Government largess dwindles after public exposure
Local churches received nearly $4.2 million as part of the government’s Nation Building Fund between late 2009 and early 2011, according to records released by government last week.
However, between the latter half of 2011 and the early part of this year, those grants dropped off to around $1 million for the two-year period – one-quarter of what the former government administration spent during its first two years.
That number becomes even lower after subtracting the funds given back from various churches earlier this year. According to Cayman Islands Finance Minister Marco Archer, four local churches that received cash from the Nation Building Fund for various purposes gave back more than $221,000 to the government during the previous budget year.
A 2009-2011 group of grants to the Wesleyan Holiness Church in West Bay for property purchases and a new hurricane shelter/fellowship centre was partially returned last week. More than $728,000 was returned, with the church promising to give back either land or its equivalent value that was bought with the government grants.
Mr. Archer said he was grateful for the churches that had returned the government grants, which the cash-strapped central government simply couldn’t afford to pay.
In total, the government gave $2.18 million in nation building grants to 12 churches in 2009/10, $1.97 million to 14 churches in 2010/11, $420,000 to eight churches in 2011/12 and $604,583 to 12 churches in 2012/13.
Press reports about the Nation Building Fund expenditures came out toward the end of the government’s 2010/11 financial year.
The finance minister said Friday that he was not generally opposed to government granting churches funds for some community services. However, Mr. Archer stressed it was the manner in which the grants were given by the previous United Democratic Party government – the process – that was unpalatable.
“Many churches can and do provide legitimate non-governmental organisation services with funding from government,” Mr. Archer said. “The government will continue to fund these programmes within reasonable limits and according [to] what is affordable.

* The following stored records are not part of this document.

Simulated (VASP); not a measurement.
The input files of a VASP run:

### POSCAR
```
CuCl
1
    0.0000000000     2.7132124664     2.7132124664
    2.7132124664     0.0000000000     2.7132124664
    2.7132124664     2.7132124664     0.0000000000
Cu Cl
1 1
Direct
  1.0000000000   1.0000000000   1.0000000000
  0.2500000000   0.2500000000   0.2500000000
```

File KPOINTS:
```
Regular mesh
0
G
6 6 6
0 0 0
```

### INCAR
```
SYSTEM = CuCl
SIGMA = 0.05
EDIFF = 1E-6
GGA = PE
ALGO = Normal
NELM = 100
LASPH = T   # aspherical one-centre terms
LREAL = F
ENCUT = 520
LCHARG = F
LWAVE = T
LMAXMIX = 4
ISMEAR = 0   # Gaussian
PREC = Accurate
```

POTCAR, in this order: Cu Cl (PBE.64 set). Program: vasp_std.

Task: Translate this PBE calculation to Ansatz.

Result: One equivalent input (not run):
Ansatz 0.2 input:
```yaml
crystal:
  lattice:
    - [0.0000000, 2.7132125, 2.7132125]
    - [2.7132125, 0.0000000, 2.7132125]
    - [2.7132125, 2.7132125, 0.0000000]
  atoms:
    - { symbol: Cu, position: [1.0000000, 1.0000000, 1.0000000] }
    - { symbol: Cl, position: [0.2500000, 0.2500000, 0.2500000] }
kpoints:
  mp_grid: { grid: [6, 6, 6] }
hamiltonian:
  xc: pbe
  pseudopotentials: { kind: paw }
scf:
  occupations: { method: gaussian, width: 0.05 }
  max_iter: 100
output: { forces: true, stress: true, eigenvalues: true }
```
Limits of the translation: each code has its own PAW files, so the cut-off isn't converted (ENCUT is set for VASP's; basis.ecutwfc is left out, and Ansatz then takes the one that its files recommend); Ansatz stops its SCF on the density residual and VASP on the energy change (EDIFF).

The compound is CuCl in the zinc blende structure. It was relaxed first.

“Expenditure that is not properly supported and justified cannot and should not expect to be continued,” he added.
Mr. Archer expanded on the subject of the Nation Building Fund grants to local churches during a candidates forum in February at the University College of the Cayman Islands, accusing the then-UDP government of corrupt activity.
“Absolutely, unequivocally, I believe that the money that was given to those churches amounts to nothing more than corruption,” said the then-George Town candidate. “If you look at the way the money was given, it was going to select churches. It was not given publicly, it was given under the table.”
Mr. Archer gave one example during the February UCCI debate, stating that the Presbyterian church he attends in West Bay might have been a good spot for a community hurricane shelter, as it occupies one of the highest points in the district. However, no approaches were made to the church about establishing such a shelter, he said.
“The simple reason for that is that at least two candidates from that church have contested elections against McKeeva Bush,” Mr. Archer said.
Former Premier McKeeva Bush said Friday that he was “really disappointed” at all the uproar over the Nation Building Fund grants to churches.
“The People’s Progressive Movement, when in government [2005-2009], gave the Chapel Church of Bodden Town a commitment for their building programme. The United Democratic Party government expanded that offer to other churches through the Nation Building fund when the UDP went into office in 2009.
“The churches in the country all do [a] tremendous amount of work for the community. Not all of them can afford to as much as others, but they all do a good job.
“As for our civic hurricane/emergency centre for West Bay [part of the Wesleyan Holiness Church project], I thought the offer was a good deal for the church to work with government to build the centre together.
The church and wider community [could] use it when necessary and government [could] have it in times of emergencies or otherwise. That would lessen the long-term cost and expense of the government, thus the country.
“Now that funds have been given back because of the “talk”, I hope they are all satisfied!”